As long as documents have been created they have suffered the ravages of time and the need has arisen to repair them. Similarly, the conservation of library materials has been practised as long as libraries have existed. Traditional methods of conservation evolved using similar materials to those used in the first place for making the scroll, book or whatever. Such methods still have their place in the conservation of cultural property such as in the case of Japanese screens which may be totally dismantled, the pictures cleaned and the screen reconstructed every century or so: just an extended spring clean. However, less traditional conservation techniques have developed using materials closer to hand or thought to be better. This has lead to many restorations themselves resulting in further and sometimes worse damage. What has been different about conservation in museums, including art galleries, libraries and other institutions in the West in recent times has been the introduction of more rigorously based scientific conservation. In theory, scientific conservation practices are based on a thorough understanding of the materials being conserved, of any materials employed in conservation treatment and of the factors that contribute to the appearance, stability and deterioration of the object. ‘In theory’ is used advisedly since, in actual fact, to some extent fashion still prevails and very questionable conservation treatments have been carried out under the guise of scientific conservation. Modern synthetic chemicals considered as stable and durable have in some instances proved to be prone to oxidation, yellowing in the process and are then difficult to remove. However, the profession has reached a stage where a great deal more caution is evident and treatments tend to be more conservative in their execution and less ambitious in their objectives. No longer do conservators endeavour to make objects look new. ‘Learn to live with your spots’ is one colleague's motto. And if the spots are not harmful and do not pose a serious problem aesthetically, then so one should. However, not many years ago it was considered quite appropriate to use strong oxidizing agents to remove stains and spots from prints and drawings, ignoring the weakening of the paper that must accompany such treatment.

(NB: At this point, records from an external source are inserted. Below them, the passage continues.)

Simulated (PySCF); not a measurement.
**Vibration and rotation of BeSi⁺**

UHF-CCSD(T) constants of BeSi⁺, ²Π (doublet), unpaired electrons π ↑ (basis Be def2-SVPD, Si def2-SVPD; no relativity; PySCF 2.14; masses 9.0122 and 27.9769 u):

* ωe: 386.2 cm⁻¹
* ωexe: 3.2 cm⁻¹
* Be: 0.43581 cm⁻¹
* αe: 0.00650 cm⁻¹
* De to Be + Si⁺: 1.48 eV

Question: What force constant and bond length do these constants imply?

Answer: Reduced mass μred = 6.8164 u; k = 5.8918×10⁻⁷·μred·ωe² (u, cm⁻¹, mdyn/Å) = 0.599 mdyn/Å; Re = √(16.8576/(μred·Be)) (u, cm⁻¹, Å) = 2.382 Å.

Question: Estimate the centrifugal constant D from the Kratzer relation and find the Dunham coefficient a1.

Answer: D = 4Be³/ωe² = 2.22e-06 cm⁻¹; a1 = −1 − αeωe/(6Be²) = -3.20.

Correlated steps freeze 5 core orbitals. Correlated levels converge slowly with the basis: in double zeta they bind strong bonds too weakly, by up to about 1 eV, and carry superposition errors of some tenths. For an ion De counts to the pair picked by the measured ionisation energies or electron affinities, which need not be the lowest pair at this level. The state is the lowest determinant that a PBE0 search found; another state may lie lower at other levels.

Controversies of some moment have developed around such issues and will continue. The cleaning of the paintings in the collections of the National Gallery in London became a matter of debate in the newspapers of the day in the 1960s, resulting in the establishment of a scientific section. It is arguable whether this has been the solution as the general issue is not dead and has been raised in more recent times by a highly qualified paintings conservator Sarah Walden. Of course such discussion is healthy and if nothing else should signal caution to those working in the field.
It is issues such as these that have led to the establishment of professional bodies dedicated to the practice of soundly based and adequately documented treatment. In Britain the International Institute for the Conservation of Historic and Artistic Works was founded at much the same time, and more recently the Australian Institute for the Conservation of Cultural Material has been established.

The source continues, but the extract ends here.